A. G. Dickens was one of the dwindling number of distinguished historians maturing at Oxford in the early 1930s, who, happily surviving the Second World War, endured into the 21st century.

A Magdalen First in 1932, Geoffrey Dickens was a Fellow of Keble by 1933. In the Royal Artillery from 1939 to 1945 he spent his last few military months as press officer in occupied Lübeck, an experience recreated in his first book, Lübeck Diary, a wry account of coping with awkward Germans and even more difficult Poles. (An interest begun in Germany then led to his initiative in the creation of a London Institute of German History, rewarded by a Commanders Cross of the OM of the German Democratic Republic.)

Back into academic life Dickens was resonant to the urge of ex- service people like himself to get on quickly with their careers, sensing, as most academics did, that these were likely to be the most dedicated students they would ever have. Moving to Hull, native territory, he published in the 1950s a string of documents and articles, culminating in Lollards and Protestants in the Diocese of York 1509-1558 (1959), a collection with a common theme – the survival of a Wycliffite dissent making for a popular Protestantism ready to push beyond the formal changes set forth in the 1530s by King-in-parliament.

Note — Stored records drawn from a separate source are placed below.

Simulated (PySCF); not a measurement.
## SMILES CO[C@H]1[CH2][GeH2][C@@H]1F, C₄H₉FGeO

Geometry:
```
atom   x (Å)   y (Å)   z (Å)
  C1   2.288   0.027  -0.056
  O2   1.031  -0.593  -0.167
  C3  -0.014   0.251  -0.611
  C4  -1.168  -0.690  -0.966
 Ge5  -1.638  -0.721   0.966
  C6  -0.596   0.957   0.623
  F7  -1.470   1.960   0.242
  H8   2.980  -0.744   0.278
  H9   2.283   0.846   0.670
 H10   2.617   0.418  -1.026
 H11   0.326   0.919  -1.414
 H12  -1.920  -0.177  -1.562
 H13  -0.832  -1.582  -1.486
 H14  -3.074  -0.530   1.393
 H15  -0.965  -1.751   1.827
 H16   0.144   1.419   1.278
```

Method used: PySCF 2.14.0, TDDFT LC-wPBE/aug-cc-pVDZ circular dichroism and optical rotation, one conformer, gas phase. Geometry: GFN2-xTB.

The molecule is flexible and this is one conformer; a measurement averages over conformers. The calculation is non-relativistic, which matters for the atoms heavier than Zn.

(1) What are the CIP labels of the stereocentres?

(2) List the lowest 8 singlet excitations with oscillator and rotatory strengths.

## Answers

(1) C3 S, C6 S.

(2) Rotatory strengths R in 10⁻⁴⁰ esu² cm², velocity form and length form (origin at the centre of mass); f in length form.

After a short "life" of Thomas Cromwell (1959), Dickens was commissioned to write a comprehensive account of these developments. The English Reformation (1964) turned out to be his magnum opus expounding a tale extending to 1559 taking the abrupt termination of Mary I's counter-reformation to clinch Protestantism. Commended immediately for its "exemplary justice and impartiality of view," it was as late as 1993 praised by John Kenyon, never over-kind, for "its great style, relentless scholarship and dispassionate religious commitment". (Dickens was an Anglican.) Certainly the book was a landmark in Tudor historiography, regarded even by a growing bank of hostile commentators as "the best expression" of its particular approach. Their problem was that the approach was wrong.

Slow in the 1960s and 1970s, the reaction has quickened remorselessly, assailing a view of the imminent demise of medieval English Catholicism. Out of this (mis)conception that this was really Dickens's sole line, there emerged a heterogeneous "revisionism" – its protagonists include orthodox Catholics, moderate Anglicans and an agnostic (sharpest of the lot) – glimpsing short and long Reformations, quick, quick, slow Reformations. Polemical from the start, it was found to fragment into post-revisionism of the sort already active in the historiography of the English Revolution of the mid-17th century.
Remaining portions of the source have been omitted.